Step 1: The comparison.
A proton and an alpha particle are both pushed from rest through the same voltage $V$. We want the ratio of their de-Broglie wavelengths, proton to alpha.
Step 2: The wavelength formula.
A charged particle sped up through voltage $V$ has wavelength
\[ \lambda = \frac{h}{\sqrt{2mqV}} \]
because the work done $qV$ becomes its kinetic energy.
Step 3: Spot what changes.
Here $h$ and $V$ are the same for both. So the wavelength depends only on mass and charge:
\[ \lambda \propto \frac{1}{\sqrt{mq}} \]

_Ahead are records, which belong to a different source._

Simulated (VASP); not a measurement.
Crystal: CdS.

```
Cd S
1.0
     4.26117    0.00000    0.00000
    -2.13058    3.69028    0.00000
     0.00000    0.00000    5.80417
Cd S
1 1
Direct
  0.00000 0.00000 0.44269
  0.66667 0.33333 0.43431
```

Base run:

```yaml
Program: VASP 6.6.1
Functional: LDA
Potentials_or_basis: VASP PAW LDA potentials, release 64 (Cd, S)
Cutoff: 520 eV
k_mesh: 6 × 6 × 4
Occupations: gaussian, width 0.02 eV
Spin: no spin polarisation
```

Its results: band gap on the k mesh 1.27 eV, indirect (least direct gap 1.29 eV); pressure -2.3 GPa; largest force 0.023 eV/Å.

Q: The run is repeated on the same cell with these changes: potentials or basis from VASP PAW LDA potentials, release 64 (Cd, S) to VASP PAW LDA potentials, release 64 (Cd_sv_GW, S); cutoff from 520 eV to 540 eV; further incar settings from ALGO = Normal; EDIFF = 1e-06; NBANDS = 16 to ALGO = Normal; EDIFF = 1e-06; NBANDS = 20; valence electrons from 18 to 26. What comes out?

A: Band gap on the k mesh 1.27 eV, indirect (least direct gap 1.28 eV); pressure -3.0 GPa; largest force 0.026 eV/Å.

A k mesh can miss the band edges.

Step 4: List masses and charges.
Proton: mass $m$, charge $e$. Alpha: mass $4m$, charge $2e$.
Step 5: Form the ratio.
\[ \frac{\lambda_p}{\lambda_\alpha} = \sqrt{\frac{m_\alpha q_\alpha}{m_p q_p}} = \sqrt{\frac{(4m)(2e)}{(m)(e)}} = \sqrt{8} \]
Step 6: Simplify.
\[ \sqrt{8} = 2\sqrt{2} \]
So the ratio is $2\sqrt{2} : 1$, which is option (2).
\[ \boxed{\lambda_p : \lambda_\alpha = 2\sqrt{2} : 1} \]